So I am a bit late with this write up, I completely forgot about it…

Cutoff for the top 1000 which advance to round 2, was problem A small/large and problem B small with 45minutes spare.

**Q1) Determine the number of subsequences which contain n (or more) consecutive consonants in a given string.**

A1) Small input here is trivial, with a small maximum size you can use the brute force O(N^3) approach of considering each starting point, each end point, and checking each scenario for maximum consecutive consonants. Large input is size 10^6, so we need to do better than O(N^3/2) in order to run in time.

In practice it is actually not too hard to implement a solution in O(N) runtime – although given the answer can be proportional to O(N^2) we still need to remember to use 64bit integers. The solution is to use a walking range of length n, you keep track of how many consonants in a row at the end of the range, first by just counting them, then as it walks forwards, adding 1 if the new location is a consonant, and subtracting 1 if the count was previously equal to n. Each time the current number of consecutive consonants is n, add (length-n-current_starting_index+1)*(current_starting_index-last_successful_starting_index) where you initially set last_successful_starting_index to -1 and update it to equal the current_starting_index each time this calculating is performed and the total incremented. The use of last_successful_starting_index here avoids double counting when there are multiple cases where the number of consecutive consonants is n.

**Q2) Given you can only move along 2D grid in horizontal/vertical direction and each movement has a length of 1,2,3,4… determine a list of NESW instructions to get to any specific point from the origin. Point is guaranteed to be reachable, and you should return the minimum length path.**

A3) Small input was an interesting variation, you didn’t have to print the shortest path, it just had to be less than 500 moves, which makes the problem trivial as any consecutive pair of moves can be made opposing to have a delta of 1 in whatever direction you want, allowing you to step your way from 0,0 to x,0 to x,y, and since x,y are both less than 100, you will get there in less than 400 moves.

Large input however is not so forgiving, the result has to be the shortest path. I had a few thoughts regarding a greedy approach where you do something like NENENENENNNN to get as close as possible (assuming the target is in the NE quadrant) and then use repeated approaches of ssssswswswswswsnenenenennnnnnnn type to converge even closer. But I don’t see any way to guarantee that that is ideal. My second thoughts was that maybe we can ignore the whole 2 dimensional nature of the problem for a bit, if instead of trying to get from 0,0 to x,y we tried to get from 0 to abs(x)+abs(y) we could end up with a sequence of EWWEEEWEW which appropriate use of replacement with NS can get us to abs(x),abs(y) instead. Which can then be trivially flipped to get to the actual x,y.

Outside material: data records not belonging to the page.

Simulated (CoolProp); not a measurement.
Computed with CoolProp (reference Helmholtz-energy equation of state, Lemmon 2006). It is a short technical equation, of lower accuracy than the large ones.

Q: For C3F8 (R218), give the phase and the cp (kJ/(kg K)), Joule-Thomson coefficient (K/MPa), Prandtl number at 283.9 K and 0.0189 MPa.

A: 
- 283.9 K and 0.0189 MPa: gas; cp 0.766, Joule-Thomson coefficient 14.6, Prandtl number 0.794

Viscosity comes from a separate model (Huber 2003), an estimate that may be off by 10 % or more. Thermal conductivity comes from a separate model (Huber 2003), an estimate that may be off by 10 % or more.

This 1D version of the problem seems like it might be simpler. Reading a solution it actually is definitely simpler. Find how many steps it takes to go past the target. Now we go backwards, starting at the destination, subtracting each value off in reverse, if we go negative, we add the next one back on instead. Ultimately you can see that it must converge to 0. Now how do we convert this sequence into one that works with 2D? Using the same number of steps, we subtract off the largest absolute value out of x and y at each step. This doesn’t converge to 0 quite so obviously, but apparently it does all the same.

**Q3) Given a bunch of tribes which have a ‘length’ and move along a line and occasionally attack towards the other side of the line, and succeed if any part of the wall isn’t at least height s (which is potentially different for each team, and changes as time progresses), determine how many time they succeed if at the end of each day the wall is raised to the minimum height that would have stopped any attack made that day (if it isn’t already higher).**

A3) The small data set is a trivial simulation – you only need an array which covers from -200 to 200, and to order the maximum 100 events correctly and handle them happening simultaneously correctly.

The large input is a bit more tricky. 1000 tribes, each with up to 1000 attacks gives up to 1 million events, so if we are still doing pure simulation, we need do better than simulating each unit of the length of the tribe, since that is up to 10^6 and it moves up to 10^5 each move, giving a 10^8 space range and a 10^12 operation count. I think using an interval tree will do the job, especially since the ranges are disjoint. We need to handle splitting and merging, the former for correctness, the merging to avoid catastrophic performance. I think with merging, each operating may match at worst 1000 height ranges – giving a 10^9 operation count, which is huge, but with only 20 test cases, maybe plausible.

Looking at a solution, I think I needed to make the interval tree a bit more fancy otherwise it wouldn’t be fast enough, but the alternative is easier to implement than a full interval tree. They don’t use explicit merging or an actual tree implementation, instead they create a list where the first element represents the entire set of distinct start/end locations for attacks, the second the first half of those locations, the third the second half, the 4th the first quater, a bit like a common binary heap implementation. For each node they have 2 values, ‘whole’ and ‘min’. ‘whole’ is used to shortcut when an attack area covers a large section – so if an entire node is covered, we don’t have to update all of its children, we just update the ‘whole’ entry, and from then on we use the higher of whole and min of the two children when looking at the tree to find the minimum height in a range, since min may not have been updated because of whole. This ‘whole’ strategy obviates the need for merging, because it ensures n log n regardless (where n is the number of events) which is trivially fast enough.